This is important. The Coalition loves to prop up that "anti-Asian lol" quote from Omeish as a smoking gun... but with respect to this case it's actually the complete opposite. What she said was that Brabrand's Merit Lottery proposal and his rhetoric justifying it had an anti-Asian feel to it. Cannot imagine a more clear indicator that the School Board was sensitive to concerns about how the process would play out with Asian families as they worked to create greater accessibility for low-income families.


...nice try. But rather than addressing the actual question, you decided to bring up something out of context that she may or may not have said in another forum. Stricken for irrelevance and hearsay.


hearsay?

https://www.dailymail.co.uk/news/article-11795133/Controversial-member-woke-Virginia-school-board-slams-Battle-Iwo-Jima-evil.html

" Then, late last year, as the school district faced a federal class action suit For violating disabled students' rights, private text messages revealed Omeish also acknowledged anti-Asian bias in the admissions process for

'I mean there has been an anti asian feel underlying some of this, hate to say it lol,' Omeish texted a fellow board member in fall of 2020. 'They're discriminated against in this process too.' "


Hearsay refers to the Iwo Jima quote. The quote you reference is what I've been talking about and is Omeish telling her colleague that Brabrand's Merit Lottery proposal - which was not adopted and which the School Board voted down - was discriminatory against Asians.


Intent to lower Asian numbers did not change and that is problematic.


You're largely correct on that point. The School Board did not have an intent to, as you so inelegantly state, "lower Asian numbers". Their intent from the jump was to increase access for students of economic disadvantage and students from underrepresented schools. Some had been vocal about their desire to see a significant increase in the representation of Black and Hispanic students - this is not the same as a desire to see a lower percentage of Asian students.
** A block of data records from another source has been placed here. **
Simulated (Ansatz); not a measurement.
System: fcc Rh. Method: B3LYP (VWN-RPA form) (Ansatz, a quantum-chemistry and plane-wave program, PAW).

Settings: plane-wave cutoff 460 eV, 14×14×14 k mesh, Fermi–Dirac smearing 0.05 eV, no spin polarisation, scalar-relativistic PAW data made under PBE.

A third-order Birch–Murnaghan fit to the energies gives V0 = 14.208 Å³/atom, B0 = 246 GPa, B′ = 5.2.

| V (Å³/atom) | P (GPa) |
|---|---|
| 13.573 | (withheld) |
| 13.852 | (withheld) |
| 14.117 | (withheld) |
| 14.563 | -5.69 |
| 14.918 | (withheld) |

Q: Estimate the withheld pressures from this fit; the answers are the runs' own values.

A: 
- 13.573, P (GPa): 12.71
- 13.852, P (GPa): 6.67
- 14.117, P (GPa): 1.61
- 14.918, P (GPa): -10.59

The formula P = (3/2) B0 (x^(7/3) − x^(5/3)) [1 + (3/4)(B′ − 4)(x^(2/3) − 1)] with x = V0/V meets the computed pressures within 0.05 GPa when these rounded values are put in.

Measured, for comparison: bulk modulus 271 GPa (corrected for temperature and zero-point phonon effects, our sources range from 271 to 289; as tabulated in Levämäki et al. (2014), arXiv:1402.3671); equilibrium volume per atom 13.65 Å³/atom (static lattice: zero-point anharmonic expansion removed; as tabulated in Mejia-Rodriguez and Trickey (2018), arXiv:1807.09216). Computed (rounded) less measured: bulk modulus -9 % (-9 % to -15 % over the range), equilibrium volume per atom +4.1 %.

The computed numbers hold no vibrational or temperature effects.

Admission to elite school is a zero sum game as noted by the SCOTUS.


1) That doesn't matter.

2) In the case of TJ, it actually wasn't a zero-sum game because when FCPS changed the admissions process they actually increased the number of students in each class, which dramatically lowered the actual impact on the raw number of Asian students admitted in each class.


And the School Board then achieved their goal of reducing Asian student number at TJ by having about 24-27% fewer Asian students admitted in the following respective years.


Comparing the class of 2024 and class of 2025 admits, the # of Asian students went down 15.8%.


Have you accounted for the increase in class size from 480 to 550


The PP said reducing the student number, not the student percentage.

From 355 to 299 = 15.8% reduction.

So from 355/480 to 299/550, or from 74% to 54%.


Right. So PP was incorrect. The number of Asian students decreased by 15.8% and the percentage dropped from 74% to 54%. I'm guessing they added the seats to absorb some of the impacts.


Since racial quotas and racial manipulations at schools were abolished in 70s, is this the first instance where certain segment of student body has been suppressed by 20 percentage points (from 74% to 54%) just because of their Asian American race?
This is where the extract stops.